Democrats and their business allies are trying to revive the huge immigration giveaways in President Joe Biden’s semi-defunct Build Back Better (BBB) spending plan.
The bill has been blocked by Sen. Joe Manchin (D-WV), who has repeatedly stated he opposes the $1.7 trillion spending plan because it will likely increase inflation.
But “Democratic lawmakers, lobbyists and experts at think tanks believe Manchin might be won over if the bill is revised to include fewer programs for a longer period of time,” the Hill.com reported December 23. The outlet continued:
“That is the way forward here,” said Ben Ritz, director of the Center for Funding America’s Future at the Progressive Policy Institute, who has advocated for a bill with fewer items.
“Most of the party is starting to come around to that,” Ritz added.
The Democrats’ left-wing group, the Congressional Progressive Caucus, also wants to overcome Manchin’s opposition.
The caucus “is calling on the President and all Democrats who believe in the need to Build Back Better for climate, care, immigrants, and those seeking economic dignity and opportunity to come together,” a December 22 statement by the Congressional Progressive Caucus said.
Progressives want the revived bill to include all the immigration giveaways in the $1.7 trillion draft bill.
Manchin has not announced any opposition to the immigration giveaways in the bill.

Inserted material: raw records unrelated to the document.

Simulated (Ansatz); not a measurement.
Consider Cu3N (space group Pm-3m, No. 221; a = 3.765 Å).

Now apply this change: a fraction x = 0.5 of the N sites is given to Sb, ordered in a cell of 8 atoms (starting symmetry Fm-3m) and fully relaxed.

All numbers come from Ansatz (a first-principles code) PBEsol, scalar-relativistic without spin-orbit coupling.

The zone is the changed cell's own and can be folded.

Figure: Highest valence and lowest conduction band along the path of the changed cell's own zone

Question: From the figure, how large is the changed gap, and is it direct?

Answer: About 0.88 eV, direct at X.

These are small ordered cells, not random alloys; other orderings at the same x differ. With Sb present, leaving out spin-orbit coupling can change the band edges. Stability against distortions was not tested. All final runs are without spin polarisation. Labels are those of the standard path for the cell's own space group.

Those giveaways include an amnesty for 6.5 million, as well as new rules to help the Fortune 500 companies hire an uncapped number of foreign graduates, instead of American graduates, and a dramatic acceleration of chain migration into the United States, regardless of the damaging impact on Americans’ wages, families finances, and housing prices. The changes would have a big impact on Americans’ pocketbooks but would cost the federal government a small share of the spending plan.
But Democrats face a critical problem. The Senate’s parliamentarian has repeatedly excluded their amnesty plans for the 6.5 million illegals from the fast-track spending bill — and some Democrats do not want to pass the Fortune 500 giveaway without also passing the amnesty plan for migrants.
Media outlets that are allowed onto Capitol Hill have not asked the Democrats about their plan to escape this both-or-nothing dilemma.
Similarly, the approved media outlets have stayed silent about the Democrats’ plan to accelerate chain migration — even though it would deliver millions of new voters to Democrats while also providing millions of extra workers, consumers, and renters to the Democrats’ business allies.
Manchin reportedly approved a smaller spending bill before negotiations collapsed. But media coverage of the revived BBB plan is silent about his negotiations with the White House over the migration giveaways. For example, the Washington Post published a December 20 article about Manchin’s BBB priorities — but ignored the migration issue:
Manchin’s counteroffer, for instance, included funding universal pre-K for 10 years, rather than partially financing the measure for a few years. Manchin has long been public about his support for prekindergarten education.
On climate change, Manchin backed supporting a scaled-back version of what Democrats had sought — with spending between $500 billion and $600 billion.
…
Manchin’s offer also included extending the Affordable Care Act expansion approved by Democrats earlier this year — a health-care measure that has been a top priority of House Speaker Nancy Pelosi (D-Calif.). The full scope of Manchin’s plan was not clear, and it remains possible it included other elements of Biden’s proposals.
The progressives group also wants Biden to use his agencies and federal regulations if Manchin and the Republican senators block the migration giveaways. The progressives’ statement continued:
The White House must continue to act on a parallel track by using the President’s incredibly powerful tool of executive action. The legislative approach, while essential, has no certainty of timing or results — and we simply cannot wait to deliver tangible relief to people that they can feel and will make a difference in their lives and livelihoods.
The U.S. government’s post-1986 bipartisan, economic policy of extracting migrants from poor countries is deeply unpopular because it damages ordinary Americans’ career opportunities, cuts their wages, and raises their housing costs.
The invited migration also curbs Americans’ productivity, shrinks their political clout, widens regional wealth gaps, radicalizes their democratic, compromise-promoting civic culture, and allows the elites to ignore despairing Americans at the bottom of society.
For many years, a wide variety of polls has shown deep and broad opposition to labor migration and the inflow of temporary contract workers into jobs sought by young U.S. graduates. This opposition is growing, multiracial, cross-sex, non-racist, class-based, bipartisan, rational, and persistent, and it recognizes the solidarity Americans owe to each other.